Andy Boyle isn’t a parent. He isn’t a child development researcher or a psychologist or any kind of expert, really. But he’s darn funny, and he’s written an advice book aimed at young people that might just do them some good while providing a laugh or two.
With a background in actual stand-up comedy, the 31-year-old writer and internet tech geek relies on a few 20-something years of excess in his own life as a starting point. Many of his bits of wisdom have been dispensed by others, but not quite like this.
Among Boyle’s topics: What would Tom Hanks do? Nobody knows anything. Accept the fact that most relationships fail.
His book, “Adulthood for Beginners: All the Life Secrets Nobody Bothered to Tell you,” will be released in May by TarcherPerigee, a division of Penguin Random House.
A conversation with Andy Boyle:
AP: Who is your intended audience here?
Boyle: Really anyone who’s looking for help, either in starting their life or trying to understand someone who’s starting out adulthood.
AP: That’s around when life went off the rails a bit for you? In your 20s?
Boyle: The same thing happened to me that I think happens to a lot of people. You go through 12 years of school and you go to college. And then it’s, “OK, go be an adult.”
I was just kind of treading water for probably five or six years, even though I was doing OK professionally. I was constantly filled with self-doubt. My personal life was a mess. I was really overweight. I was sick a lot of the time. I was leading this sort of unhealthy, sad life.
The tipping point was when I was working for the Chicago Tribune. I was in a meeting and I crossed my legs and I split my pants right down the back. That was 2013, when I started not drinking. I was 27 or 28. I was at 306 pounds.
AP: Why does the comedian part of yourself make you a good person to dispense advice?
Boyle: Light and funny is a nice way to go. I try to stay not cynical. I’m not saying I know all of the answers. It’s more like, “Hey, I’ve made a bunch of mistakes and some of them were kind of funny.”
Find some joy in the silliness.
AP: Let’s talk about the chapter, “What the Hell Should You Do with Your Life?” You talk about turning your passion into your profession and why you think that’s b.s.
Boyle: A lot of these books say you should find what you love and do that every day. I’m saying go work that job that maybe you don’t love, but it’s good enough and maybe it makes you happy. It allows you to maybe buy that fishing boat that you want because you love to go fishing.
You don’t necessarily have to turn your passion into your job.
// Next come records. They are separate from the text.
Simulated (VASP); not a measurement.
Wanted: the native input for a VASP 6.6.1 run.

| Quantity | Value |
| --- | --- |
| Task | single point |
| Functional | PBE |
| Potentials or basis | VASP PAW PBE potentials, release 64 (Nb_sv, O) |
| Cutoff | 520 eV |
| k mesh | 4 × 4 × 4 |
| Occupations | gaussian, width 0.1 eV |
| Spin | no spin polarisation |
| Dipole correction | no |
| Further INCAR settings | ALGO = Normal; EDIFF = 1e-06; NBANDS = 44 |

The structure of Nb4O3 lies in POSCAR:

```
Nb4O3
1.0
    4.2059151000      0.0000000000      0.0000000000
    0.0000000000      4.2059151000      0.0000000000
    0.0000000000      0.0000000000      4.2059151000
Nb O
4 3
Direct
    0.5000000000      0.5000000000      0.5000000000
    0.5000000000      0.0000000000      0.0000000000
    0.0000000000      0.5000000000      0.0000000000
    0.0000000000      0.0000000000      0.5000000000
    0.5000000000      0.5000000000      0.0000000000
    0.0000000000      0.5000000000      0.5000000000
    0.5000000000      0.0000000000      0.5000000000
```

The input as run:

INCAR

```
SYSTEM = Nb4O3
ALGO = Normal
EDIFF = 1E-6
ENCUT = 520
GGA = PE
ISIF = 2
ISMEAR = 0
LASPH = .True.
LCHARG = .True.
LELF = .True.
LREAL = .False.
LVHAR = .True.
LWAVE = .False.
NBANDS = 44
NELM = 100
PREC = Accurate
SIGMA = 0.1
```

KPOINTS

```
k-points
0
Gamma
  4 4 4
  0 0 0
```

AP: Isn’t that kind of a throwback idea as opposed the millennial approach to life?
Boyle: Maybe. I grew up with two amazing parents. I’m from Nebraska. My mom owned her own insurance agency and my dad sold cattle feed for a living. On the side, they had all these other little business projects that would help them make money.
But my mom loved to play piano. She’s been playing the piano since she was 4 or 5 years old. It brings her joy. It makes her happier than anything else in the world, but she knew that she needed to be able to feed herself and to help support a family.
AP: You talking about gaming oneself, like a little personal twist on the Tom Sawyer fence-painting story.
Boyle: Yeah, turn things into a little game. Even if it’s shopping or going to the gym. Trick your brain into adding five more pounds to the bench press. Be competitive with yourself. Shop for groceries as fast as you can and time yourself.
AP: You wrote that without Nickelback you wouldn’t be where you are today. What did you mean by that?
Boyle: I had this realization that I was a jerk back then. I would make fun of people who liked Nickelback when in fact it was, like, “Andy, you owned Silver Side Up.”
It was that moment where it was, like, “Hey man, Nickelback fans are human.” You shouldn’t be mean to them. I look back with a lot of regret about how I treated people. I don’t want to be that guy.